Tuesday, May 2, 2000 | 11:17 a.m.

WASHINGTON -- Sharp words were exchanged in the Senate today as Sens. Richard Bryan and Harry Reid, both D-Nev., urged the rest of the Senate to sustain President Clinton's veto of a bill that would speed up shipments of nuclear waste to Nevada.

A vote on the veto was scheduled for 12:15 p.m. Las Vegas time today and at least 32 senators -- the number needed to sustain a presidential veto -- were expected to vote with Nevada's senators.

"I feel confident," Bryan said during a break in debate this morning. "We're going to get the votes to sustain the veto."
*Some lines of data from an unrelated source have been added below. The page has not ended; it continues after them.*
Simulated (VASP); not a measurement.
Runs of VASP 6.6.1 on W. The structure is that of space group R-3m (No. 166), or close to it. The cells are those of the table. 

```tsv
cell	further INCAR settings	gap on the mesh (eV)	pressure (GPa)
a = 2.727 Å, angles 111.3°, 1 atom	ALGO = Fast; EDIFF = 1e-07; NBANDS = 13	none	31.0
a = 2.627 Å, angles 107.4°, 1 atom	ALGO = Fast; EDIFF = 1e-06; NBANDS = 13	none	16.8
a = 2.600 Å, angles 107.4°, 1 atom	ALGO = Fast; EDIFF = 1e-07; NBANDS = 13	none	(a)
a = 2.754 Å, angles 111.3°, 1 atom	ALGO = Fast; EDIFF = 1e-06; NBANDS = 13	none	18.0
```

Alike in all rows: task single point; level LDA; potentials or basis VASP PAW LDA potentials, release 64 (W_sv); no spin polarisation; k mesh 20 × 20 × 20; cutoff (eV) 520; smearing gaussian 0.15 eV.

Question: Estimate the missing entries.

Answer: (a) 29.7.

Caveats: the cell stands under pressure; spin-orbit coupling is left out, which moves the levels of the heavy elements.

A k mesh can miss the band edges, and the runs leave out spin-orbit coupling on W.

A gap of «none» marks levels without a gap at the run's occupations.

Reid and Bryan this morning traded barbs with several senators who support the bill and were attempting to override Clinton's veto. But even the bill's primary sponsor, Sen. Frank Murkowski, R-Alaska, admitted, "We anticipate approximately 65 votes," two short of what he needed.

"I say that the president is wrong," Murkowski said. "He's wrong for the environment. He's wrong for the country. He's wrong for energy policy. He's wrong for national security."

Murkowski is a strong advocate for burying the nation's nuclear waste -- eventually 77,000 tons of the highly radioactive material -- at Yucca Mountain, 90 miles northwest of Las Vegas.

Murkowski led the fight to pass the latest nuclear waste bill in Congress, which would speed up shipments of the waste to Nevada by at least 2007, three years before the waste repository deep below Yucca would be complete.

The Senate and House passed the bill this year, but Clinton vetoed it April 25, in part because he thought the timetable was unreasonable. Clinton also said the bill took authority away from the Environmental Protection Agency to set safety standards at Yucca.

Murkowski blasted Clinton for rejecting the bill.

"The president's veto wasn't based on good science, it was based on crass politics," Murkowski said today. "It's simply clear that the administration doesn't want to take up this matter under any circumstances and deal with it on their watch."

Murkowski said that without a single nuclear waste dump, the nation's nuclear industry was in peril. Nuclear power plants nationwide produce roughly 20 percent of the nation's energy, industry officials say. Murkowski has said power plants were "choking" on their own nuclear waste.

Murkowski points to the U.S. Department of Energy, which made a contractual agreement with nuclear utilities to haul the waste away by 1998. Now some utilities are suing the government.

Murkowski added that a statement released by presidential candidate Al Gore supporting Clinton's veto was evidence that the Yucca plan was driven by politics, not science.

Bryan and Reid tried to poke holes in Murkowski's arguments, saying that scientists have not deemed Yucca a suitable site. They said they EPA should have sole authority to set radiation standards for Yucca.

At one point during debate Reid even dismissed Murkowski's visual aid, a display photo of the Nevada Test Site, which Murkowski said was the dump site.

"The Nevada Test Site is not Yucca Mountain," Reid said.

Reid, who has argued that transporting nuclear waste to Nevada was dangerous to Americans nationwide, had a few visual aids of his own.

At one point he displayed a giant photo of a railroad accident in Oregon. Reid said senators and the American people should be worried about nuclear waste traveling by train across the United States on its way to Nevada.

'If this doesn't send chills down your spine, nothing would," Reid said. "Accidents happen on the railways all the time."

Murkowski dismissed such arguments as "fear mongering."

Reid also answered a question often lofted by critics: what should be done with the waste, if not bury it forever in Nevada?

"There's an easy answer," Reid said. "You store it on site. The odds are very good that if you store it on site it will be safe."

Nuclear power plants won't do that because the "very powerful, greedy nuclear power industry" wanted to get rid of its waste, Reid said.

"They don't want any responsibility for the poison they created," Reid said.

Consistent with past debates, Nevada's senators were outnumbered in the debate today. Several other senators joined Murkowski.

"The president is making a very big mistake for the nation's future," said Sen. Pete Domenici, R-N.M.

Sen. Larry Craig, R-Idaho, who wants to ship nuclear waste in his state to Nevada, also delivered a message to the president, "You failed once again to do the right thing for your party and the country," Craig said. "Why create a problem when you can solve a problem with a single location, a permanent, deep geological repository that is environmentally safe and sound for all under the most stringent of laws?"

Both Bryan and Reid praised Clinton. "Every American, regardless of his or her politics, should be proud of the president's position," Bryan said.